LES Opposes SHIELD Act Arguing it Diminishes Innovation and Compromises IP Owner Rights
Thursday, June 20, 2013
WASHINGTON, June 20, 2013—The Licensing Executives Society (U.S.A. and Canada) Inc., today adopted a resolution opposing the SHIELD Act, H.R. 845, also known as "Saving High-Tech Innovators from Egregious Legal Disputes Act of 2013," which has been introduced in the U.S. House of Representatives as a means to stem the tide of ‘frivolous' patent litigation by targeting "patent trolls," or "Non-Practicing Entities" ("NPEs").

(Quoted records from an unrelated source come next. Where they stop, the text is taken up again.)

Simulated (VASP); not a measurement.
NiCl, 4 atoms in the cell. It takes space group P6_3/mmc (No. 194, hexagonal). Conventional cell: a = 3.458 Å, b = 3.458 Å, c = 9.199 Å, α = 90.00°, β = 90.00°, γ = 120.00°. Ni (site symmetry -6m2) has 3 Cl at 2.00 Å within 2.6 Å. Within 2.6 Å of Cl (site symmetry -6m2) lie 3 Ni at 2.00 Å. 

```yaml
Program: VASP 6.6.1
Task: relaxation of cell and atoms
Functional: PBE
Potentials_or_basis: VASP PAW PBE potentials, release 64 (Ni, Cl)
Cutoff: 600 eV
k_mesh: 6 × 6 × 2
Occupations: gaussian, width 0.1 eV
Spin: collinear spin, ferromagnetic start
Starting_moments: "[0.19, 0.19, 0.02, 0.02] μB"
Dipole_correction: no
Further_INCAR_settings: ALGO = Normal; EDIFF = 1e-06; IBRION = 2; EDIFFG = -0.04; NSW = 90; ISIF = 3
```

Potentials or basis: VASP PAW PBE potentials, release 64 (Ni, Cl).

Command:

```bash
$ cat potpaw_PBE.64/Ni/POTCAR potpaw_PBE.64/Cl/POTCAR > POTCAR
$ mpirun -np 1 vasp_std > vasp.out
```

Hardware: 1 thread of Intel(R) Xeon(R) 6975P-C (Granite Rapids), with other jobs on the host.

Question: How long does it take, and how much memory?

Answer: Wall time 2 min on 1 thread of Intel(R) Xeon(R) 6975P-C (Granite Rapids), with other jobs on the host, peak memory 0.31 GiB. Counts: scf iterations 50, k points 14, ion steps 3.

In its resolution, LES (USA & Canada) notes that the bill, in its current form, would be an ineffective deterrent, and would not establish an effective regime to prevent or remedy abusive and/or baseless patent litigation. Notably, its "loser pays" model would make every patent plaintiff a presumptive troll unless it fell within a specific exemption. (Click to view LES resolution).
In an accompanying letter to the Chairman of the House Committee on the Judiciary, Hon. B. Goodlatte, and Ranking Member, Hon. J. Conyers, Jr., LES (USA & Canada) Regional Vice President, U.S.A., Brian O'Shaughnessy asserts that "The Act would diminish invention and innovation by compromising the rights and remedies of IP owners, and invites gamesmanship in a misbegotten attempt to define troll-like behavior. Efforts to remedy such behavior are best left to courts to address on a case-by-case basis."
LES (USA & Canada) is a non-profit professional society with members throughout the United States and Canada who are engaged in technology licensing to bring the fruits of innovation to market. It is the leading licensing organization on the North American continent, and counts among its members representatives from all technological and industrial disciplines. LES is engaged in education, networking, public policy, and the sharing of best practices to promote the effective use of intellectual property regimes to the ultimate benefit of society. LES is also a member society of Licensing Executives Society International (LESI), a global society with 32 national societies, representing over 90 countries. www.lesusacanada.org
"Promoting invention and innovation through effective intellectual property laws and policies is paramount to LES (USA & Canada)," O'Shaughnessy wrote. "We look forward to working with Congress to achieve that objective."